Thursday, August 2, 2012

A teacher’s posture

Today’s devotional is from a passage that describes Jesus instructing His disciples and then telling them to try again. They had been fishing and caught nothing, but this time they nearly sunk the boat with their catch.
Getting into one of the boats, which was Simon’s, he asked him to put out a little from the land. And he sat down and taught the people from the boat. And when he had finished speaking, he said to Simon, “Put out into the deep and let down your nets for a catch.” And Simon answered, “Master, we toiled all night and took nothing! But at your word I will let down the nets.” And when they had done this, they enclosed a large number of fish, and their nets were breaking. They signaled to their partners in the other boat to come and help them. And they came and filled both the boats, so that they began to sink. (Luke 5:3–7)
As a teacher, I notice something that nearly gets lost in the drama of this narrative. Jesus asked that the boat be moved away from the shore, then sat down to teach.

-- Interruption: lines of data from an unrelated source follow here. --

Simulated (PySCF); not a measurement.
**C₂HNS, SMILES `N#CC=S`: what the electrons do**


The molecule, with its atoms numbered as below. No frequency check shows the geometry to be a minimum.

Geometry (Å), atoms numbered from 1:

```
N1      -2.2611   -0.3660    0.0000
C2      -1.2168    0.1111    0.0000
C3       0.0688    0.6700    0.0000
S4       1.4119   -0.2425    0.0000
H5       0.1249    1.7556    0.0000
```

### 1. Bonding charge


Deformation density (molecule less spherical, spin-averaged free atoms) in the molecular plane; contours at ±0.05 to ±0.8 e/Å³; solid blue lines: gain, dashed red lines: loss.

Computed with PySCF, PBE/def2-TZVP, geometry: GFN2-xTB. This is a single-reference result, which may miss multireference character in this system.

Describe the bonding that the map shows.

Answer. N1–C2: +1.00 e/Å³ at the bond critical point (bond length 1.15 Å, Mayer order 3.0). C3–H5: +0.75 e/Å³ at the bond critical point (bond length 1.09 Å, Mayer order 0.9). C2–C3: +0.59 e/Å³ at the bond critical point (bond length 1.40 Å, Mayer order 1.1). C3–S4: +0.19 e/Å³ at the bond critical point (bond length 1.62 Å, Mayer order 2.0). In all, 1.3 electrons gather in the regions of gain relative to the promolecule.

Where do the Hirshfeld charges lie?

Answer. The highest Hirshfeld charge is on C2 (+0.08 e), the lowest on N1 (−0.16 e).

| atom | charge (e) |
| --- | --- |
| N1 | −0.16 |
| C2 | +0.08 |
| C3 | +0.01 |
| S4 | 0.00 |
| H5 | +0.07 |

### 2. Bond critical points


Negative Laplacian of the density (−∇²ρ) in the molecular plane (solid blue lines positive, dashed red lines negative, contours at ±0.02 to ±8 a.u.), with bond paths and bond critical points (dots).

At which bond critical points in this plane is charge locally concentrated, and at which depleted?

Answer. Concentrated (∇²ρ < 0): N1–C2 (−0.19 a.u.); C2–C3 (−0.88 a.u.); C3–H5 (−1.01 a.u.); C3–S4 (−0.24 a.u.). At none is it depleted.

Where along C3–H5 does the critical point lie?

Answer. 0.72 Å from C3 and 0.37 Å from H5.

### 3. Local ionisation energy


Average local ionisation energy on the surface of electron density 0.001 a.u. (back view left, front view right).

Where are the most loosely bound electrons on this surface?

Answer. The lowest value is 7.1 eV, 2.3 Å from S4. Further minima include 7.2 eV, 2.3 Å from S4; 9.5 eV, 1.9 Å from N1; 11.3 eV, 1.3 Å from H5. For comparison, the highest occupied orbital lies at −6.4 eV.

Historians say that the rabbis stood respectfully during the reading of the Scriptures, and sat humbly to teach. From other passages, it seems that this was customary for Jesus also. 

This is not the custom of today. Teachers stand. At least most of them.
The posture of standing can imply superiority and control. Those who stand before us, particularly those elevated on a platform of some sort, seem larger, more authoritative. It gives both teacher and audience a sense of separation and of who is in charge.

Teaching from a sitting position happens in settings where the teacher wants to be part of the group, even part of the learning process. The students are not threatened or intimidated by a teacher who lowers himself to their level, as it were. They are more willing to enter into discussion and even more willing to listen to whatever the others have to say because the teacher is setting this example.

It may have been a custom for the rabbis, but Jesus was wise in choosing to sit. Had He stood, perhaps His voice would have carried better and He would have been more visible. Yet by sitting, the people in the crowd wanted to hear Him, so they had to stop talking among themselves and listen. To hear Him, they had to pay closer attention.

Whatever reasons Jesus had for sitting, this signals to me that He wanted them to know that He did not elevate Himself above them, even though He had every reason to do that. Instead, His posture illustrated His ministry and His attitude.
…. Christ Jesus, who, though he was in the form of God, did not count equality with God a thing to be grasped, but emptied himself, by taking the form of a servant, being born in the likeness of men. And being found in human form, he humbled himself by becoming obedient to the point of death, even death on a cross. (Philippians 2:5–8)
Sitting while I teach takes on new meaning. It says to my class that I am not above any of them, but am here as a learner too, to serve and care for them. Sitting should also be an attitude. Like Jesus, I am to empty myself so that those in the class are pointed to the One who emptied Himself for them. 


You, Lord Jesus, are the Master Teacher. Even though there are benefits and reasons to sit when I teach, because You did it is reason enough for me to do the same. May I have the same attitude of heart also, so that every time I sit to teach, others are reminded of You and that You became One of us that we might experience the grace of God and eternal life.